Comfort

It’s something the modern world, especially here in the west, affords you. 

The comfort of a hot meal, a warm bed, books to read, a TV to watch and so much more.

These things are so common you don’t even think about them day to day. 

You are fortunate.

Sadly, however, comfort lulls you to sleep. 

It takes your eyes off important things and limits your view. 

Comfort so often constructs the prison in which you gladly reside. See Huxley

If only you could grasp this one simple truth: comfort is not always your friend. 

He may seem polite and an easy companion, but that’s only while he fastens the noose around your neck. 

Discomfort on the on hand remains a faithful friend. 

He pushes you to think, to challenge, to grow. 

You don’t need to be protected from discomfort. You need to seek it out.

Seek out people, situations, conversations, and experiences that make you uncomfortable.

All the growth and change you seek is on the other side of those uncomfortable things. 

Taking back the capacity to think

Tristan Harris recently opened an interview with the following words from Neil Postman:

“We were keeping our eye on 1984. When the year came and the prophecy didn't, thoughtful Americans sang softly in praise of themselves. The roots of liberal democracy had held. Wherever else the terror had happened, we, at least, had not been visited by Orwellian nightmares.

But we had forgotten that alongside Orwell's dark vision, there was another - slightly older, slightly less well known, equally chilling: Aldous Huxley's Brave New World. Contrary to common belief even among the educated, Huxley and Orwell did not prophesy the same thing. Orwell warns that we will be overcome by an externally imposed oppression. But in Huxley's vision, no Big Brother is required to deprive people of their autonomy, maturity, and history. As he saw it, people will come to love their oppression, to adore the technologies that undo their capacities to think.

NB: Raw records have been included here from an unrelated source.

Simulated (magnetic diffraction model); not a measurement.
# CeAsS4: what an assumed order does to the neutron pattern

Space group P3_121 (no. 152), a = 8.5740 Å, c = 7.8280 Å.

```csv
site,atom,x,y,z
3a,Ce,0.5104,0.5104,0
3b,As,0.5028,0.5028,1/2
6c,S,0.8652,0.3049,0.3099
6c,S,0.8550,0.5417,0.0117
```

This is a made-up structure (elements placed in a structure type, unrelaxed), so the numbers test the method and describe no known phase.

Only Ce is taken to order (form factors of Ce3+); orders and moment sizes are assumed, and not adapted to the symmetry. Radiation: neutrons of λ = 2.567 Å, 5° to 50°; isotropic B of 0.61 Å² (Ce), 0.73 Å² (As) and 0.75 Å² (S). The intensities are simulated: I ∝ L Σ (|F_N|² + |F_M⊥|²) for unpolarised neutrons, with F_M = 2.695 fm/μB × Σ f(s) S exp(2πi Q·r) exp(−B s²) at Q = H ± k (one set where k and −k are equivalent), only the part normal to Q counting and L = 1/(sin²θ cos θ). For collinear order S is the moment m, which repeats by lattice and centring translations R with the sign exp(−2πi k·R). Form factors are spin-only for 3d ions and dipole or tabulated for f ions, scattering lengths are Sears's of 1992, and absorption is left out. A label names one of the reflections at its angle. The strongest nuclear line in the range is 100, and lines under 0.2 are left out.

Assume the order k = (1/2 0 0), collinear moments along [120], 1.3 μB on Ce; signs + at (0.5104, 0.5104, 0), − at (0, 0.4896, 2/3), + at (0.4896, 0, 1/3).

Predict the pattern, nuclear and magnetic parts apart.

What Orwell feared were those who would ban books. What Huxley feared was that there would be no reason to ban a book, for there would be no one who wanted to read one. Orwell feared those who would deprive us of information. Huxley feared those who would give us so much that we would be reduced to passivity and egoism. Orwell feared that the truth would be concealed from us. Huxley feared the truth would be drowned in a sea of irrelevance. Orwell feared we would become a captive culture. Huxley feared we would become a trivial culture, preoccupied with some equivalent of the feelies, the orgy porgy, and the centrifugal bumblepuppy. As Huxley remarked in Brave New World Revisited, the civil libertarians and rationalists who are ever on the alert to oppose tyranny "failed to take into account man's almost infinite appetite for distractions." In 1984, Orwell added, people are controlled by inflicting pain. In Brave New World, they are controlled by inflicting pleasure. In short, Orwell feared that what we fear will ruin us. Huxley feared that what we desire will ruin us.”

In the end, both Huxley and Orwell may prove to be right with one phenomenon leading to the other.

But not if you make different choices. Not if you apply discipline and avoid the trap of pleasure technology can so easily bring. 

But you must be diligent and thoughtful. 

You can’t move throughout the world without thinking of the impact of each new shiny toy upon your life. 

Google may have already undone your capacity to think, but it’s never too late to get it back. 

Instead of being led astray and enslaved by technology, use it to order good books and read them. 

Books that make your mind work and sweat a little. 

Books that feed your mind solid food instead of candy. 

Books about history, theology, economics, and business. 

These may sound boring to you now, but you’ll sing a different toon in the end.